Simple speed comparison with Matlab

josujugo · May 3, 2025, 4:04pm

Hi, Julia experts:

I am new using Julia and I want to check differences with Matlab.

I have written a simple Matlab example:

N=100000
tic
for K=[1:N]
sum(cos(2 * pi * [0:N]/N) .* exp(-j * 2 * K * pi/N * [0:N]))/N
end
toc

I have traslated the example to Julia in this way:

N=100000
@time begin
for K in 1:N
sum(cos.(2 * pi * (0:N)/N) .* exp.(-1im * 2 * K * pi/N * (0:N)))/N
end
end

I have obtained better results with Matlab (80 sec. vs 210 sec.).

I would like to know if the problem is my traslation (which is very direct) or simply Matlab is faster for this kind of operations in my machine (Apple ARM M2 Max).

I am using the latest (stable) versions of Julia and Matlab.

Thanks !

josu

Oscar_Smith · May 3, 2025, 4:15pm

This is a known issue. Matlab does a better job of vectorized elementary functions than Julia. That said, you could make this a decent amount faster with sum(cospi.(2/N * (0:N)) .* cispi.(-2 * K / N * (0:N)))/N. cis stands for cos+im*sin and is a faster way to compute exp(im*x), and Julia provides cospi and associated trig functions to do a cheaper and easier reduction. I also think this is missing a couple dots which would speed things up.

josujugo · May 3, 2025, 4:22pm

Ok, thank very much, Oscar. I am going to try with other kind of examples.

Thanks a lot!

JADekker · May 3, 2025, 4:39pm

@josujugo: To elaborate on what Oscar is saying; you can certainly make some small modifications that on my device (Mac with M1) led to roughly a doubling of the speed. The first is to avoid unnecessary allocations by

My fastest version is on 84 seconds, just as your Matlab version. You can even multithread this for an attractive speed-up!

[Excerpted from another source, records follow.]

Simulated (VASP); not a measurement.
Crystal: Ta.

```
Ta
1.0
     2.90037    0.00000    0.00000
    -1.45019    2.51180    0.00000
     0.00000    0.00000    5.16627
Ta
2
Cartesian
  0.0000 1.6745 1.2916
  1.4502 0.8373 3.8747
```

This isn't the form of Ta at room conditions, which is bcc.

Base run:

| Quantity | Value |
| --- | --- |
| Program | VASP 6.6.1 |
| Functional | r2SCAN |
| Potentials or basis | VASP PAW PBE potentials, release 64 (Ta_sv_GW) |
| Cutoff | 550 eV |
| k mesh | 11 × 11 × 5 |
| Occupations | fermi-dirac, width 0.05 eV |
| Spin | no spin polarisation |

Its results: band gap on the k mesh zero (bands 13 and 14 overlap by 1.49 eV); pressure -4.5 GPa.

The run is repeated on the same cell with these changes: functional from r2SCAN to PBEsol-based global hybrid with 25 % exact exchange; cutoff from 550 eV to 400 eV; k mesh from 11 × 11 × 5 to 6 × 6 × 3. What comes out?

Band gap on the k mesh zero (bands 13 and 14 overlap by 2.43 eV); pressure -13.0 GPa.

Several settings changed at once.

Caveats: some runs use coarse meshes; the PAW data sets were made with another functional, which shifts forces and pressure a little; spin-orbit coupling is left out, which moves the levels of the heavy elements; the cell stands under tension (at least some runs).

using Pkg; Pkg.activate("."); Pkg.instantiate()

using BenchmarkTools

function f(N)
    for K in 1:N
        sum(cos.(2 * pi * (0:N) / N) .* exp.(-2im * K * pi / N * (0:N))) / N
    end
end

function f_dots(N)
    for K in 1:N
        sum(cos.(2 .* pi .* (0:N) ./ N) .* exp.(-2im .* K .* pi ./ N .* (0:N))) / N
    end
end

function f_dots_and_prealloc(N)
    inters = Vector{ComplexF64}(undef, N+1)
    for K in 1:N
        inters .= cos.(2 .* pi .* (0:N) ./ N) .* exp.(-2im .* K .* pi ./ N .* (0:N))
        sum(inters) / N
    end
end

function f_dots_and_prealloc_2(N)
    inters = Vector{ComplexF64}(undef, N+1)
    cos_only = cos.(2 .* pi .* (0:N) ./ N)
    for K in 1:N
        inters .= cos_only .* exp.(-2im .* K .* pi ./ N .* (0:N))
        sum(inters) / N
    end
end

function f_dots_and_prealloc_cispi(N)
    inters = Vector{ComplexF64}(undef, N+1)
    cos_only = cos.(2 .* pi .* (0:N) ./ N)
    for K in 1:N
        inters .= cos_only .* cispi.(-2 .* K .* pi ./ N .* (0:N))
        sum(inters) / N
    end
end

function test(N)
    @time f(N)
    @time f_dots(N)
    @time f_dots_and_prealloc(N)
    @time f_dots_and_prealloc_2(N)
    @time f_dots_and_prealloc_cispi(N)
end

test(10_000)

gives me

# f
  2.054132 seconds (30.00 k allocations: 1.526 GiB, 2.82% gc time)
# f_dots
  1.888829 seconds (30.00 k allocations: 1.526 GiB, 2.51% gc time)
# f_dots_and_prealloc
  1.786435 seconds (3 allocations: 160.062 KiB)
# f_dots_and_prealloc_2
  1.304906 seconds (6 allocations: 256.125 KiB)
# f_dots_and_prealloc_cispi
  0.846121 seconds (6 allocations: 256.125 KiB)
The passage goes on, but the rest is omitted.